| HN Mirror

Y	Hacker News new \| ask \| show \| jobs


	by mpeg 1770 days ago
	I was once failed on a technical interview, partly because on the coding test I was asked to write a url parser "from scratch, the way a browser would do it" and I explained it would take way too long to account for every edge case in the URL RFC but that I could do a quick and dirty approach for common urls. After I did this, the interviewer stopped me and told me in a negative way that he expected me to use a regex, which kinda shows he had no idea how a web browser works.

5 comments

elif 1770 days ago

how would you even "parse" a url with a regex? dynamically defined named subpatterns for each url parameter? I think the best i could do on paper with a regex is say "yup this is a url" or maybe "yup i can count the number of params"

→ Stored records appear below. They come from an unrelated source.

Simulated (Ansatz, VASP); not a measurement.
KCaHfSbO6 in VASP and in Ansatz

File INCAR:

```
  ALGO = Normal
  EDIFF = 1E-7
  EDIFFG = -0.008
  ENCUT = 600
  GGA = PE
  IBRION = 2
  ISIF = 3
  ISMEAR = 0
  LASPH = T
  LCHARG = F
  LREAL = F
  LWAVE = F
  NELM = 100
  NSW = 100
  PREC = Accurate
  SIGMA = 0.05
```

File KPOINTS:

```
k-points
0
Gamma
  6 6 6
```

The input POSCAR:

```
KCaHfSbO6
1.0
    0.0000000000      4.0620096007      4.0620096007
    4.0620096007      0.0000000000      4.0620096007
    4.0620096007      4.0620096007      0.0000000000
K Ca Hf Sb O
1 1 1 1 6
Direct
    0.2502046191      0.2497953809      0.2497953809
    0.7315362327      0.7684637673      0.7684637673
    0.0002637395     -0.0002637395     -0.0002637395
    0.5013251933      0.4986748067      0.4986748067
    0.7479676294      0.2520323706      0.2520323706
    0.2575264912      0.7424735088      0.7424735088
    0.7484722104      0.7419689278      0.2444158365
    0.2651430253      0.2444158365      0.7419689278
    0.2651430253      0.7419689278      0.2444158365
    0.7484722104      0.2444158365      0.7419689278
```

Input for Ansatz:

Unless it was a specific url with specific params?

link

chrismorgan 1770 days ago

Match groups so you can split it up into scheme, username, password, host, port, path, query, fragment. Not difficult to approximate, though for best results with diverse schemes you’d want an engine that allows repeated named groups, and I don’t know if any do (JavaScript and Python don’t).

link

powersnail 1770 days ago

Python's `regex` package does allow repeated named group.

link

elif 1769 days ago

I mean ya that would match a query string, but it wouldn't parse it?

link

tyingq 1770 days ago

I assume they meant "some regex implementation, including replace and/or match groups".

Like, for just the params part (yes, broken and simplistic):

  #!/usr/bin/perl
  $_="a=b&c=d&e=f&whatever=some thing";
  while (s/^([^&]*)=([^&]*)(&|$)//) {
    print "[$1] [$2]\n";
  }

link

specialist 1770 days ago

Ya. I've also suffered copypasta trials administered by bar raisers, mensa members, and other self appointed keepers of the sacred nerd flame.

My imagined remedies are no 1:1 interviews and recording these sessions for "possible quality assurance and training purposes".

link

axiosgunnar 1770 days ago

How do browsers parse URLs then?

link

djur 1770 days ago

There's actually a standard for it these days.

https://url.spec.whatwg.org/#url-parsing

link

wolfgang42 1770 days ago

Here’s a polyfill for the JS URL() interface which should give you a taste: https://github.com/zloirock/core-js/blob/272ac1b4515c5cfbf34... (I tried finding the one in Firefox but I couldn’t actually work out where it started, this one is much easier to follow)

TLDR: it’s a traditional parser—a big state machine that steps through the URL character by character and tokenizes it into the relevant pieces.

link

jhgb 1770 days ago

Did you point out that his two requirements were contradictory?

link

mercora 1770 days ago

its not very likely this is whats happening here but i feel like this could be done on purpose to see how you act in this kind of situation. it kinda tells how you would act once you inevitably go into a conflict with colleagues arguing over stuff like that.

link

tapland 1770 days ago

Or it could be one of those outsourced interviews.

link

codetrotter 1770 days ago

In that case I think the proper response should be: “I am very sure that browsers don’t do it that way. But let’s have a look.” And then pull up the source code for Chromium and Firefox. Assuming it’s not whiteboard only.

And if they still insist even after the source of Chromium and FF has been consulted. Well then it’s time to leave. Don’t want to work with anyone like that.

link

axiosgunnar 1770 days ago

How do browsers parse URLs then?

link

Sephr 1770 days ago

See https://chromium.googlesource.com/chromium/src/+/HEAD/url/#c...

link